Item 26. Marketing Arrangements

      The information contained under the heading “Plan of Distribution” of the prospectus is incorporated herein by reference, and any information concerning any underwriters will be contained in any prospectus supplement, if any, accompanying this prospectus.

Item 27. Other Expenses of Issuance and Distribution*

           
SEC registration fee
  $ 18,734  
NASD filing fee
    **  
New York Stock Exchange Additional Listing Fee
    **  
Accounting fees and expenses
    **  
Legal fees and expenses
    **  
Printing and engraving
    **  
Miscellaneous fees and expenses
    **  
     
 
 
Total
  $ **  
     
 

*      Estimated for filing purposes and excludes fees previously paid.

**     To be filed by amendment.

     All of the expenses set forth above shall be borne by us.

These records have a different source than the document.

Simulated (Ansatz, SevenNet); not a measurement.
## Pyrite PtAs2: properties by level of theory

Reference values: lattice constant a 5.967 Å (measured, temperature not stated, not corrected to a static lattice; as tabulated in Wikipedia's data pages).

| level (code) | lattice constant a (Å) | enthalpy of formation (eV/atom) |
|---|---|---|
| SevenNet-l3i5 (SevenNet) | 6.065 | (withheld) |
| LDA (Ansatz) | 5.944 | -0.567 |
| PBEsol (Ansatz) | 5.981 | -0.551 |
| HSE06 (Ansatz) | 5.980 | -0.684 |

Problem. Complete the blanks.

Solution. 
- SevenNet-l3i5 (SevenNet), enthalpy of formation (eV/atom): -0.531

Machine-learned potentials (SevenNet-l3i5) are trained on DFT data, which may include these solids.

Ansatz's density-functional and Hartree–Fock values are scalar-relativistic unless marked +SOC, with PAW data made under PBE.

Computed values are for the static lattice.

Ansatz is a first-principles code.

Item 28. Persons Controlled by or Under Common Control

Direct Subsidiaries

      The following list sets forth each of our subsidiaries, the state or country under whose laws the subsidiary is organized, and the percentage of voting securities or membership interests owned by us in such subsidiary:

         
Allied Capital REIT, Inc. (“Allied REIT”) (Maryland)
    100%  
A.C. Corporation (Delaware)
    100%  
Allied Capital Holdings, LLC (Delaware)
    100%  
Allied Capital Beteiligungsberatung GmbH (Germany) (inactive)
    100%  
Allied Investment Holdings, LLC (Delaware)
    100%  

      Each of our subsidiaries is consolidated for financial reporting purposes, except as noted below.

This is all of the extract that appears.